The Weight I Feel

“Trauma and memories have a way of manifesting physically in the body. Trauma has a repetitive nature and is cyclical. Traumatic memories sometimes manifest as a tainted fixation, revisited over and over again. The Weight I Feel explores how residual war memories affect the psyche, create a feeling of a long durational passage of time, and making mundane moments and actions feel like a lifetime. The Weight I Feel is a 3:21 minute video loop documenting the passage of time on a body experiencing pain and residual war trauma within one of the most personal spaces; the washroom. In this room, my body spends hours waiting and living through the recurrence of a childhood war flashback from dictatorship era Chile of being questioned by military on the location of my mother. The simple act of bathing, a self-care method, and the duration of waiting that becomes a ritualistic act, provides an insight on trauma as it affects the body through time.”

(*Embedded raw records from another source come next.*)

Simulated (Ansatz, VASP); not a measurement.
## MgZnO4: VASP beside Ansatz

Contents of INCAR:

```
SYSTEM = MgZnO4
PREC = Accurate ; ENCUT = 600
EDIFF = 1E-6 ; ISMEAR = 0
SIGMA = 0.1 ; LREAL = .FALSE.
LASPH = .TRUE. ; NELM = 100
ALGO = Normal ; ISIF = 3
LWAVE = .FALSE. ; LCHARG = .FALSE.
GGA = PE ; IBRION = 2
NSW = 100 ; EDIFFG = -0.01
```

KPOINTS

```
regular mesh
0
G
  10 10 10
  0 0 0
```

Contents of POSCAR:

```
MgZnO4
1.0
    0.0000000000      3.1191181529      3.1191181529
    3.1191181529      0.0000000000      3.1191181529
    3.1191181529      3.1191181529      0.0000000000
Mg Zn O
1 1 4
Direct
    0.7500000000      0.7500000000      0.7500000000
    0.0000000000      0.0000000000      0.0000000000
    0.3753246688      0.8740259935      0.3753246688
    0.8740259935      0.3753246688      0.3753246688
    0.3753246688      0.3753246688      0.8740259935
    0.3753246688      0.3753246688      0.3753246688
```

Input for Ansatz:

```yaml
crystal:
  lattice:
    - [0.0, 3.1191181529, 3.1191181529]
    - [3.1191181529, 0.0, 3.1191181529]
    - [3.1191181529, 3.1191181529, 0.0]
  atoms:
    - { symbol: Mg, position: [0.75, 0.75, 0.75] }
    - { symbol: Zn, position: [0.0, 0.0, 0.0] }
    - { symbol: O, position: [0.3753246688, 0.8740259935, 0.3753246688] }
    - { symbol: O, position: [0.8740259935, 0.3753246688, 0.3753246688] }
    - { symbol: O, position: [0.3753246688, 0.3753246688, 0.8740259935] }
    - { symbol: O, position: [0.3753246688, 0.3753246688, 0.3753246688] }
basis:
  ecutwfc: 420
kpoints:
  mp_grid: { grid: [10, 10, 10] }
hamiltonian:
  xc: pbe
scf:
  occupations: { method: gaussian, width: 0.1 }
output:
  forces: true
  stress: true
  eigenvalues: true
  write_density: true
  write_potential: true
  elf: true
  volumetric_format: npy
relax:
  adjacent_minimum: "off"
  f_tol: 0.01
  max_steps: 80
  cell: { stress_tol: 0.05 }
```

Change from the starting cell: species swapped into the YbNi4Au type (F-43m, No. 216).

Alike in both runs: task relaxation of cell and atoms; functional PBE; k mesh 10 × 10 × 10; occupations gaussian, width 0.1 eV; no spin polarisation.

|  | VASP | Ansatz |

Muriel Jaque is a Chilean born latinx artist living and working in Toronto. They are an independent filmmaker and media artist whose work primarily consists of short interpersonal films and installations. They came to Canada in the early 90s as a refugee, escaping the dictatorship era Chile with their mother. Growing up as a latinx immigrant has given Muriel a unique perspective on the intersections of power relations with race, class and identity in Canada, and how those intersections affect personal day to day lives. Muriel has had their work exhibited work at Alucine Latin festival, OCADU Image festival, and the Annual U of T Film Festival Official Selection for short films. Muriel is currently an Integrated Media student at OCAD University, whose thesis focuses on the colonial and contemporary history of plants, and issues of biopower, manifested in personal connections that immigrants have with seeds that travel through globalized trade. Their work has been influenced by artists dealing with subjects of decolonization through intersectionality, mental health, immigration, feminism, and intergenerational trauma, such as Rebecca Belmore, Isabel Rocamora, and Latoya Ruby Frazier. In the past year, Muriel has worked on a series of films and installations that deal with trauma and memory, Chilean history, and the struggles of mental illness. Their main medium has been experimental film, especially, as a form of performative expression. Their area of study has been primarily third world feminism and decolonization which inform their body of work up to date.